Three years after the devastating Feb. 6, 2023, twin earthquakes, Turkish sport is still reckoning with a tragedy that silenced arenas, reshaped seasons and claimed lives across nearly every discipline.
Centered in Kahramanmaraş and rippling through Gaziantep, Şanlıurfa, Diyarbakır, Adana, Adıyaman, Osmaniye, Hatay, Kilis, Malatya and Elazığ, the disaster halted daily life and with it, the rhythm of sport.
All competitions nationwide were immediately suspended.
Federations later approved special measures allowing clubs from the affected cities to withdraw from leagues without relegation, acknowledging that survival had replaced competition.
Football resumed on Feb. 25, but the scars were visible.
In the Süper Lig, Gaziantep FK and Hatayspor withdrew, while Yeni Malatyaspor and Adanaspor stepped away from the second tier.

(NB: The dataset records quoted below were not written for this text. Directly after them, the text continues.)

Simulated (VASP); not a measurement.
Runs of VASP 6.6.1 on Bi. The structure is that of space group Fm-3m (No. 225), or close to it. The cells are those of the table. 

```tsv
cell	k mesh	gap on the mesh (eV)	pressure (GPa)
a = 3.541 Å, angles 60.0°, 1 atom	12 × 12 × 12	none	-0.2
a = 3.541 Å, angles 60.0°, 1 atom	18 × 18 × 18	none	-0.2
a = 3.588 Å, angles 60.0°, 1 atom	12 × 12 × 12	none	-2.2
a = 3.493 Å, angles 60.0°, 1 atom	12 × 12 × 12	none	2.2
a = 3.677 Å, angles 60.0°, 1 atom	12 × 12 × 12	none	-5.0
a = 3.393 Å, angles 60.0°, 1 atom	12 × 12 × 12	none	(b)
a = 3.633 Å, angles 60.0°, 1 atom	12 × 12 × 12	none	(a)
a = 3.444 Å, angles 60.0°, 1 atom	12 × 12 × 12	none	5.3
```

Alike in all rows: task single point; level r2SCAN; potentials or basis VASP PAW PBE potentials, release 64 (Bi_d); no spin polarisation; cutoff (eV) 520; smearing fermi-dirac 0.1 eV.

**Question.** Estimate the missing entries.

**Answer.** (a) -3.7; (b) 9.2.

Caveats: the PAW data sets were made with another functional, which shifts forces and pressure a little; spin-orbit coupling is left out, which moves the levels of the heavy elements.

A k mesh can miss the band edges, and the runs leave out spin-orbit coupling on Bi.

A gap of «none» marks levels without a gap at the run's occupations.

Basketball, volleyball and handball leagues restarted in March, though several clubs were unable to complete the 2022-23 season.
International events were also disrupted. The European Indoor Archery Championships scheduled for Feb. 13-18 in Samsun were first postponed, then canceled. The 58th Presidential Cycling Tour of Türkiye was pushed from April to October.
Former Turkish internationals Volkan Demirel and Gökhan Zan became two of the most powerful public voices from the disaster zone.
Demirel, then head coach of Hatayspor, was in Hatay when the quake struck.
His tearful plea for help on social media became one of the defining images of the catastrophe.
Zan, a former Beşiktaş and Galatasaray defender who had also worked at Hatayspor, used live broadcasts to direct aid into the region. Both were later honored with the Turkish Football Federation’s 2022-23 Fair Play Special Award.
The losses cut deeply across sports.
National handball captain Cemal Kütahya, a key player for Hatay Büyükşehir Belediyespor, was killed alongside his four-months-pregnant wife Pelin Kütahya, their 5-year-old son Çınar Kütahya and his mother-in-law when their home collapsed.
He was 32. Metin Muhacir, one of the pioneers of Turkish men’s handball and his wife Nuran Muhacir also lost their lives in Adana.
In tribute, the Turkish Handball Federation named the 2022-23 Men’s Süper Lig after Kütahya and the Men’s First League after Muhacir.
In women’s basketball, national team player Nilay Aydoğan died at age 30 after being trapped in a collapsed building in Malatya while visiting her grandmother, who also perished.
The remainder of the ING Women’s Basketball Süper Lig season was played in her name and her club, Çankaya University, retired her No. 46 jersey.
Hatayspor’s Christian Atsu, the Ghanaian international who had played for Porto, Chelsea and Newcastle United, was found dead 12 days after the quake beneath the rubble of a collapsed residence in Antakya.
Ghana’s football federation later retired the national team’s No. 7 jersey in his honor. Atsu’s final goal, a stoppage-time free kick, came just one day before the disaster.
Hatayspor also lost sporting director Taner Savut. Yeni Malatyaspor goalkeeper Ahmet Eyüp Türkaslan was killed after remaining in the city while most teammates had left following a league match.
Among other victims were women’s footballer Verda Demetgül of Onvo Hatayspor, three Iranian players from Malatya’s amputee football team and Cameroonian player Elvis Nkam Teneng.
One of the most heartbreaking losses came in Adıyaman, where a 35-member delegation from Northern Cyprus, including students, teachers and parents from Gazimağusa Turkish Maarif College, died when their hotel collapsed during a school volleyball tournament.
The children are remembered as the “Champion Angels,” their memory honored through poetry and music across the Turkish Cypriot community.
In Kahramanmaraş, nine wrestlers from Büyükşehir Belediyespor lost their lives when their residence collapsed.
Rescue teams saved several athletes, but Ahmet Taş, Mehmet Eskisarılı, Ali Gürsoy, Aslan Ekiz, Eray Şimşek, Halil İbrahim Edirne, Hasan Sarıtürk, Ozan Datlı and Ahmet Durman could not be reached in time.